Open my eyes that I might see
Here is one of many wordings which, I suggest, will not be understood correctly by children (and perhaps many adults, as well) reading the ESV text, without additional teaching:
John 9:17: So they said again to the blind man, "What do you say about him, since he has opened your eyes?" He said, "He is a prophet."This wording occurs in the first page view of the children's Bible on the ESV Bible blog.
What is the problem with the ESV wording? Can you spot it?
It is use of the words "open eyes" when the intended meaning is "heal eyes." We (myself included) who have grown up within the KJV tradition find it difficult to think anything other than that others will get the proper meaning from "open eyes." But the standard English meaning of "open eyes" is that someone's eyes (or eyelids) are physically opened, not that there is healing from blindness. The phrase "open eyes" reflects the Greek words which apparently did have the extended meaning that included healing of eyes. Although the context in which "open eyes" is used might enable some readers to recognize that these words are being used figuratively, rather than literally, not everyone will get the right meaning from the context.
I realize that my statements here will be jarring to some. It is difficult to think anything other than that this traditional English Bible way of referring to the healing of the blind man's eyes is correct. But the issue at hand is important: It is the critical issue of accuracy, as it is communicated through a Bible translation.

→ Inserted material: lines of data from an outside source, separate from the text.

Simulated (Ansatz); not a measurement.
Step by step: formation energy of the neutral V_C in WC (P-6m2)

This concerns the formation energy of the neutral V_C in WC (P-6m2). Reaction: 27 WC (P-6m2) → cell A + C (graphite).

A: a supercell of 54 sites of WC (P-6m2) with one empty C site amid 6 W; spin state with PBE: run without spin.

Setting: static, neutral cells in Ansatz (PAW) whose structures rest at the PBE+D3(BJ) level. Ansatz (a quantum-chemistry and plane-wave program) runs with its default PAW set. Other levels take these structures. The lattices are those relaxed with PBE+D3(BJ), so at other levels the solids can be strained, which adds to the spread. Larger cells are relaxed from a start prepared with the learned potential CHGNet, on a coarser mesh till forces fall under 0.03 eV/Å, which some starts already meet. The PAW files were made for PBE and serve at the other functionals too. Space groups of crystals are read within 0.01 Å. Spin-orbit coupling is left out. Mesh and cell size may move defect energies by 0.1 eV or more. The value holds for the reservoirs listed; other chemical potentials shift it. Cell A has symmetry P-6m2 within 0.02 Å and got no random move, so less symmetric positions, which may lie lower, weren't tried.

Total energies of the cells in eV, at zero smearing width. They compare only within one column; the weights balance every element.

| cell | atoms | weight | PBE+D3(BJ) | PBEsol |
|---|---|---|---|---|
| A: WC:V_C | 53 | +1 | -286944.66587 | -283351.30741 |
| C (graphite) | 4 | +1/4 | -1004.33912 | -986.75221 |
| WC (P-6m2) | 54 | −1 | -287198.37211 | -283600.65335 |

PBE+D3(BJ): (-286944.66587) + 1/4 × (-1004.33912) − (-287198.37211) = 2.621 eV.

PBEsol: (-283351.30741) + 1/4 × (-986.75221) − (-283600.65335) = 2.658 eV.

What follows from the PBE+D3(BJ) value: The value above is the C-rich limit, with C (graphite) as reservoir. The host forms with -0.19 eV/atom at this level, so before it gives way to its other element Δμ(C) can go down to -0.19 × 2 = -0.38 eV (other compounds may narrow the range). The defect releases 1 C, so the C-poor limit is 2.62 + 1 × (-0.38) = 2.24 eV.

To address the issue, we must do what needs to be done for any English Bible version to find out if the meanings we intend by our translation wordings are accurately communicated to users of the translation. In this case, simple field testing among a wide range of individuals who the ESV team hopes will use its translation, including the children using the children's Bible, can be done. The field test question can be as simple as "What does it sound like is happening if we say that a person's eyes were opened?" If all (or, at least, a huge majority of) children (or adults) answer, "It sounds like the person is getting their eyesight," then we know that the ESV (and all other Bible versions which use the same expression) have accurately communicated the biblical meaning here. If the test subjects say, "It sounds like the person's eyes were opened, maybe his eyelids had been shut before," then the translation is not accurate for those test subjects, and needs to be revised until it is accurate--unless we are willing to have translations which are not in the vernacular, that is, the common mother tongue of the people for whom we are translating, requiring additional teaching to correct the misunderstood meanings of the translated words.